One down. The B.C. Senior Games’ economic impacts on the area hasn’t analyzed yet, but there is no doubt the event itself was very successfully hosted.

One down. The B.C. Senior Games’ economic impacts on the area hasn’t analyzed yet, but there is no doubt the event itself was very successfully hosted.

One to go. The Western Canadian Senior Men’s Baseball Championships began yesterday, and the economics of that are still within your power to decide.

This will be the best baseball seen here in many years and, with five teams and some entourages in town for four or five days, will have a positive effect on the local business situation in a smaller but similar way to that the other seniors event did.

The economic part you can impact is for the local host team, the Trail Orioles.

Just show up to be entertained, buy 50-50 tickets, patronize the concession and the beverage area, and you can make all the work the Oriole’s have put into the tournament worth their while - an offshoot of which could be them doing it again soon.

Pretty easy stuff. Not a lot of travelling between venues - it all takes place at Butler Park. Not a lot of cost - prices are more than reasonable. Not a lot of effort - pretty much get there, sit down, enjoy.

But, potentially a big economic and psychological boost for the Orioles and their small, dedicated cadre of supporters.

For the most part in baseball as in other games, talent will out. Given that the talent level differential among the teams involved is expected to be quite small, a team buoyed by local support might just rise to the occasion.

That, and the fact a certain amount of attendance is needed so that the Orioles can cover the costs associated with hosting the best in Western Canada, for our pleasure, they hope, are reasons local sports fans should make the effort to get to the park.

Trail has already played a game as you read this, but you have time to get out for dinner and a show - Trail’s second game, against Alberta, starts at 5 p.m. - tonight.

Then tomorrow can be a brunch kind of outing, with the B.C. squad from Vernon on at 8 a.m., followed by the Orioles at 11. Trail against Manitoba closes the round robin at 8 p.m. The playoff starts at noon Sunday.

It should be entertaining and can be another feather in our Home of Champions cap.

Why wouldn’t you show up for that.

•••

He seems healthy enough, may be as fast as ever and on the way to his second-best stolen base year, but local boy Jason Bay is still struggling in the Big Apple.

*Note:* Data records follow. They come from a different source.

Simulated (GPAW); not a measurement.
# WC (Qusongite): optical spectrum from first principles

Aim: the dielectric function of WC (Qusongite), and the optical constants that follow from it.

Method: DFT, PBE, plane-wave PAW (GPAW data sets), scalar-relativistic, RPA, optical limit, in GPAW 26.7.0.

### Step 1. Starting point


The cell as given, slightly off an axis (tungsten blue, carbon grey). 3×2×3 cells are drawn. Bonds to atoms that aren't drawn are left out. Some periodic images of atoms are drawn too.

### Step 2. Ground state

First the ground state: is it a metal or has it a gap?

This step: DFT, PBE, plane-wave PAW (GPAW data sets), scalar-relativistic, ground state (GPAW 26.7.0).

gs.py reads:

Always streaky, Bay hasn’t had enough of the hot kind to get his production back to what it was just a season and a half ago, and despite some highlight reel catches has, for the first time, more errors (2) than assists (1).

He’s had big final months before and should have rounded into post-injury shape by now, but Bay needs to do something to justify the big payday the Mets sent his way, and his own expectations, over the next five or so weeks to build some positives for next season, when the club could again be a contender.